The facade or the facade class is the decisive struc­tur­ing unit of the facade pattern. In other words, its im­ple­men­ta­tion and prepa­ra­tion is the fun­da­men­tal task for de­vel­op­ers looking to simplify their complex software by using this handy design pattern. Once im­ple­ment­ed, the client objects com­mu­ni­cate with the facade class, which in this new system is the only instance on which the clients are directly dependent.

The following UML diagram il­lus­trates the in­ter­ac­tion of clients, facade, and sub-system classes according to the facade pattern.

Image: Facade pattern: UML class diagram
The number of four class packages in the UML diagram is exemplary – the­o­ret­i­cal­ly, any number of classes in the sub-system can be con­trolled via the facade class.

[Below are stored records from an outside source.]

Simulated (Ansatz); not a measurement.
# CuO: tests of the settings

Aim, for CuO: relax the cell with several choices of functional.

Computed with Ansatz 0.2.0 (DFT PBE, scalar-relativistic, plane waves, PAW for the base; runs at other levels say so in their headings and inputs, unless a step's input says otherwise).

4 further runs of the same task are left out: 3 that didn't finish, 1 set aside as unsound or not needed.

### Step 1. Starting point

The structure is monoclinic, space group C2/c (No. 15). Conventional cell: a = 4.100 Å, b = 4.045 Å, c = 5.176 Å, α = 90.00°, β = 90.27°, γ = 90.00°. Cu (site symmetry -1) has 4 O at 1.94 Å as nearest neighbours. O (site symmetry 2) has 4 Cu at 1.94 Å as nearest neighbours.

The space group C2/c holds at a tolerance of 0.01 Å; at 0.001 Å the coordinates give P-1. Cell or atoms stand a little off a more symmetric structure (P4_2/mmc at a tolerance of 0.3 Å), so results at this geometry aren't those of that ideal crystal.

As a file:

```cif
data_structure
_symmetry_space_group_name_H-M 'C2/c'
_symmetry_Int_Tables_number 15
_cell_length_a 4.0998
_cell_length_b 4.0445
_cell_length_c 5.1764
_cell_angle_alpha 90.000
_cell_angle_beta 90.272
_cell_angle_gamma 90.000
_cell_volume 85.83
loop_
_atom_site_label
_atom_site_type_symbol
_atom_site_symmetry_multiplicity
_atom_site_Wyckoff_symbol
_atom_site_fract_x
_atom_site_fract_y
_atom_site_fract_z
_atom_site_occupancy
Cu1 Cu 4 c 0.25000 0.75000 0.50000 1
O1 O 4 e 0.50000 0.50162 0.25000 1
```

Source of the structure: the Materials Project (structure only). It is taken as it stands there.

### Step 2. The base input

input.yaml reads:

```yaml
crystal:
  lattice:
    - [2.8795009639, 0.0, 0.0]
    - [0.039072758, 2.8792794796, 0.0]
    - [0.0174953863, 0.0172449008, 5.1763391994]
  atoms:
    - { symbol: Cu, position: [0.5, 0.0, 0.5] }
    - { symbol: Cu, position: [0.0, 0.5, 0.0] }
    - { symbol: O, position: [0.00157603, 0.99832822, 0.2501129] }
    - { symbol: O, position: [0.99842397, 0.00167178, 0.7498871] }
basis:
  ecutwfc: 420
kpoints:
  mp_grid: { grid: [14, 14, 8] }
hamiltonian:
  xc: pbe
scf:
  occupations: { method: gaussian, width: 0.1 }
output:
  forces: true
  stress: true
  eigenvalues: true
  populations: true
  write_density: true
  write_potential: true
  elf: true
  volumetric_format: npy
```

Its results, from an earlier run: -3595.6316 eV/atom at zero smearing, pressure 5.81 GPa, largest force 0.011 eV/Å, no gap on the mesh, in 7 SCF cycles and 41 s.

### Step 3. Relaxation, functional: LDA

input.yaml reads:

Facade pattern: ad­van­tages and dis­ad­van­tages

The ad­van­tages of the facade design pattern are obvious: The facade “hides” the un­der­ly­ing software sub-systems and thereby reduces the com­plex­i­ty of these systems. In addition, the approach promotes the principle of loose coupling. Due to the low degree of in­ter­de­pen­dence of the in­di­vid­ual com­po­nents, changes (mod­i­fi­ca­tions, main­te­nance) are con­ve­nient and possible at any time. Because of loose coupling a sub-system is easier to expand.

Note

If clients are dependent on direct access to certain classes of the sub-system, this can also be granted in the facade pattern model. In this case, only the vis­i­bil­i­ty of the sub-system needs to be pro­grammed so that a client can bypass the facade if necessary.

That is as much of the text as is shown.